Societies that live like this have a very hard time advancing, because they’re armed camps. They can only advance when a great tyrant or group arises who can say, “You all belong to me, and only I get to kill people” — and they have to make that stick. This is, sadly, most of what civilization has been. “I get to hurt people, and no one else does.”
To live in a good society, where the weak aren’t treated terribly (and the weak are often, y’know, the scientists and artists and all the people who make the world worth living in), and where even the strong are not in fear all the time, means getting out of this trap.
To do so, you start by treating everyone equally, and by keeping your own laws. If you say someone else can’t do it, you can’t do it either. This makes people trust you, and in time, trust each other. If you move from the rule of a tyrant to the rule of a group that enforces fair and equal rules, then you move into a place of trust. Fear goes down and down, and the society or civilization becomes a better and better place to live.
But unless there is only one society or group, there are always outgroups and the fear of what they do. Things like international law were attempts to make only group, one set of rules, and so on. In practice, the problem has been twofold. First, international law has been obeyed only by the weak — except when the strong have made a law it’s not in in their short term interest to break. The second is that some groups, for example the Chinese, weren’t allowed to meaningfully participate in making the rules. (Heck, in some ways, even Europe wasn’t. The US controlled half the world’s industry, and they made the rules.)
To create a good society, the powerful have to look to the long-term interest; they have to obey rules that are not in their short-term interest. If they are known to obey their own rules and to make fair rules, they are trusted by others and therefore, much safer.
The tweeter in the thread at the beginning of this post said that asking China to intervene with Russia was crazy, because we think they’re our enemies. But, while there are wrongs on both sides, we’re the ones who sanctioned them in order to cripple their largest tech company. We did that in part (this is the DC view) because they were breaking the rules of the international order, but they don’t regard those rules as fair or see that we are bound by those rules.
And so on.
The last important point is that this stuff is at the heart of the pathology of choosing really evil leaders. We often judge how a leader will protect us from outsiders based on how he treats insiders: Is he a mean bastard? One problem is that a mean bastard will spend most of his time ruling you, not fighting outsiders. The next problem is that if the leader has insiders, they aren’t you. Biden is a lovely father and a great boss, by all accounts. But you aren’t his son, his friend, or his employee. You’re an outsider, and to you he will be a bastard.
All of this emotion comprises the trap in which we find ourselves, as a species. We have to pick good leaders, who are kind and fair to people who aren’t in their group, and yet, are able to defend our group. Corbyn, for example, was not this. He was kind and fair and lovely and would not even attack people who were his enemies.

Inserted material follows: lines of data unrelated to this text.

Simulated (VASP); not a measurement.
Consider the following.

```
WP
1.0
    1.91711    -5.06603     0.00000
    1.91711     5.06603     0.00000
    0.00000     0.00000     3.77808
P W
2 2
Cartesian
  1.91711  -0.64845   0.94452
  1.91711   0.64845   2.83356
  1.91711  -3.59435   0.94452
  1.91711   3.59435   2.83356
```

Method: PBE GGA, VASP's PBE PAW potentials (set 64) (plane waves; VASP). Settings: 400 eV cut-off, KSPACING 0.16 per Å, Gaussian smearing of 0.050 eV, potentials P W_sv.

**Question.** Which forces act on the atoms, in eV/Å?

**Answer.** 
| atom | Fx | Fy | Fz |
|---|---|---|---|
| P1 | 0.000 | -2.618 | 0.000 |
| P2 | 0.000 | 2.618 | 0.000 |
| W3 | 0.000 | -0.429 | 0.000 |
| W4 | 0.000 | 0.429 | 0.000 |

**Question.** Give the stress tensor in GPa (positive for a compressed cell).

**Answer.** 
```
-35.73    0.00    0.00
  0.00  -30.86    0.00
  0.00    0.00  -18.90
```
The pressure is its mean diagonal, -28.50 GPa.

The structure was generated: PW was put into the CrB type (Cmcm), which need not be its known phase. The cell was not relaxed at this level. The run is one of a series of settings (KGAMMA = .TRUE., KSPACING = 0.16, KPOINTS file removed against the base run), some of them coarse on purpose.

FDR, on the other hand, was more or less this — if you were white (he was a racist). He cared about all white Americans, but not really about blacks, and he hated the Japanese (the one ethnic group he did like was Chinese).
To live in a good society, we must make rules that are fair to everyone, and everyone must respect them. Rules that are ignored by both the leaders and the powerful destroy civilizations and lead to eras of internal and external war. Society must work for everyone, or it will eventually work for no one, and this includes global society.
We have chosen not to respect our own principles and laws and to create laws and principles that are not good for everyone who tries to operate in good faith. As a result, our societies are rotting from the inside, and on the outside, we are slouching towards multiple possible armageddons.
Be fair, be just, be tough, and be kind, or soon, there may be no humans left to be any of these things.
Correction: Commenter Dorian notes and is right: Point of order – it was never a Russian demand that NATO literally kick any countries out of NATO. Rather, it was that all NATO members pre-1997 expansion remove their forces from post-1997 expansion countries. The post-1997 expansion countries would still have the benefit of NATO membership and security guarantees, they just couldn’t be used as a base for foreign military infrastructure and troops.